However, this neighborhood system still doesn’t equal 24-hour electricity. That’s led us to set up a battery-inverter system to run a few small things during the regular blackouts – things like internet, some light bulbs, and a sound machine for the kids. Beyond this, we have propane stoves and heaters, plus flashlights and candles. A family can actually hold out on battery and flame-powered devices for quite a while. This is what we end up doing when the neighborhood generator breaks down because of extreme temperatures or when the national electricity transformer at the end of our street gets fried by a very unlucky cat (true story). The longest we’ve gone without electricity here is about three days – not bad compared to the Melanesian village I lived in as child. But then again, there are no winters in Melanesia. Nor summers with 120 degree desert heat. In fact, the mountain valley I grew up in was known to have one of the most ideal climates in the world. But I digress.

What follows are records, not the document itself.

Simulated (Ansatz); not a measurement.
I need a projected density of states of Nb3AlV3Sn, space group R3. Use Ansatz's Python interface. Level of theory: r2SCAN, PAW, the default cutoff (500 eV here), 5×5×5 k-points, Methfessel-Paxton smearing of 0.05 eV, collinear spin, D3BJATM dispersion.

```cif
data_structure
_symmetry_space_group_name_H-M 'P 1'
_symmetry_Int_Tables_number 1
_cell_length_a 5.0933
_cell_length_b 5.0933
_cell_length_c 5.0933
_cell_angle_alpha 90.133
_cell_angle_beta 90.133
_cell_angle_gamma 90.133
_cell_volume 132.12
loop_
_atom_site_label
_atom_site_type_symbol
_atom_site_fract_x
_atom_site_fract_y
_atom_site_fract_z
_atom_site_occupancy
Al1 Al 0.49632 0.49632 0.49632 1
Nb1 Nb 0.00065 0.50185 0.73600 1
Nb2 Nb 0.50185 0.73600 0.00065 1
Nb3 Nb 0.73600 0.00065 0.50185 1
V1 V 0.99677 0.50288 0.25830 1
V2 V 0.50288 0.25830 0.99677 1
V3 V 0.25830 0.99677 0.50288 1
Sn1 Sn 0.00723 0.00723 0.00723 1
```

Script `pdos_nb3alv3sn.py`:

When we got home from our mountain excursion we saw right away that we had no electricity. I first checked to see if we had tripped a breaker in our courtyard in a power surge. This sometimes happens when national electricity turns on. And it sometimes leads to 2 a.m. electrical fires (once again, true story). Nope, no tripped breaker evidencing a surge. Then I checked to see whether we were on the backup neighborhood generator. An indicator light told me that yes, we were supposed to be on neighborhood power. So I went out to another breaker we have up on a pole across the street to see if we had somehow tripped that one. Negative. Neighborhood power, our backup, wasn’t working for some reason. So I went inside and flipped the switch to the battery lights, our trusty backup of the backup, expecting the battery-wired bulbs to immediately flicker on. Still nothing. Here I started to get a bit concerned. The backup of the backup wasn’t working either. I remembered that a friend had just warned me that it was coming time to replace the huge battery we had bought four years ago for our inverter system. The aging battery must have run out of juice after running for several hours. Now it was completely dead.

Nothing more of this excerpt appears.